In recent weeks I have been persecuted in at least three media columns for the offence of 'trying to be helpful' to the Downing Street spokesman during daily lobby briefings for political reporters. My tormentors miss the point. When Alastair Campbell briefed in person he used to bully the lobby. Now that the burden is borne by civil servants, the gentle Godric Smith alternating with Tom Kelly, the lobby sometimes bullies the briefers. A.J.P. Taylor once explained it thus: 'I have no beliefs. But I am on the side of the underdog.'
Underdogs do not include Israeli white settlers on the West Bank. But nor do they include the combative critic, Tom Paulin, who is reported to have told Al-Ahram of Cairo that he'd like to see those Nazi racists shot dead. Had his words been uttered by a Bradford factory worker, instead of an Oxford don, would he now be facing prosecution for incitement, as the late Michael X once did? The only time I met young Tom he provoked such an unexpected quarrel over Ireland that I had to behave almost as badly as he did to defend myself. Deeply ashamed, I only later learnt that he makes a habit of over-excitement, as he did at the Index on Censorship awards the other evening. If Gale Booth had been his babysitter, she'd have sorted Tom out.

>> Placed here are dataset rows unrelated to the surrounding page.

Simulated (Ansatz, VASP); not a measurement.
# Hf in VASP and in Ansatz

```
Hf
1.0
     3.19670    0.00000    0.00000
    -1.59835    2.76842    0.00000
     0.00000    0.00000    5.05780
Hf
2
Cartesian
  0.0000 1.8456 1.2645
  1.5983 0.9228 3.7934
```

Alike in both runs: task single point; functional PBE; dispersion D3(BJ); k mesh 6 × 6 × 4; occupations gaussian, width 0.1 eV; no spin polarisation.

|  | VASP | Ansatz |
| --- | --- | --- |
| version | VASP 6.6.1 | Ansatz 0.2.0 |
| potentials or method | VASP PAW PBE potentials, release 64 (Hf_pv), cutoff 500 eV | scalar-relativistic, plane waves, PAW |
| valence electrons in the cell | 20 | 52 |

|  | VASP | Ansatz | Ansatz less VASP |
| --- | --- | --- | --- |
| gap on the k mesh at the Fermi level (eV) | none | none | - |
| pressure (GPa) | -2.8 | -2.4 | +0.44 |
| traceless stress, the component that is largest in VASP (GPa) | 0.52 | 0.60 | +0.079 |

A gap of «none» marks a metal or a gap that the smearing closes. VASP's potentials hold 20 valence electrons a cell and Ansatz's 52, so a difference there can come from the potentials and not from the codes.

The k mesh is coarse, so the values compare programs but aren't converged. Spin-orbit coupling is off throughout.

Score-settling pre-publicity for her book is a sad reminder that Mo Mowlam is close to leaving public life. It underlines the shortage of New Labour ministers with endearing human foibles. I wish to nominate to Mo's vacancy the erudite, ever-so-slightly vain Foreign Office minister, Dr Denis MacShane. This week MacShame managed to praise Venezuela's fallen leader, Hugo Chavez, while condemning his Mussolini-like platform style, only to rejoice at Chavez's sudden restoration. Nimble footwork from the FO's Tigger, a man trusting enough to praise the Queen's legs in front of Gyles Brandreth.
Michael White is political editor of the Guardian.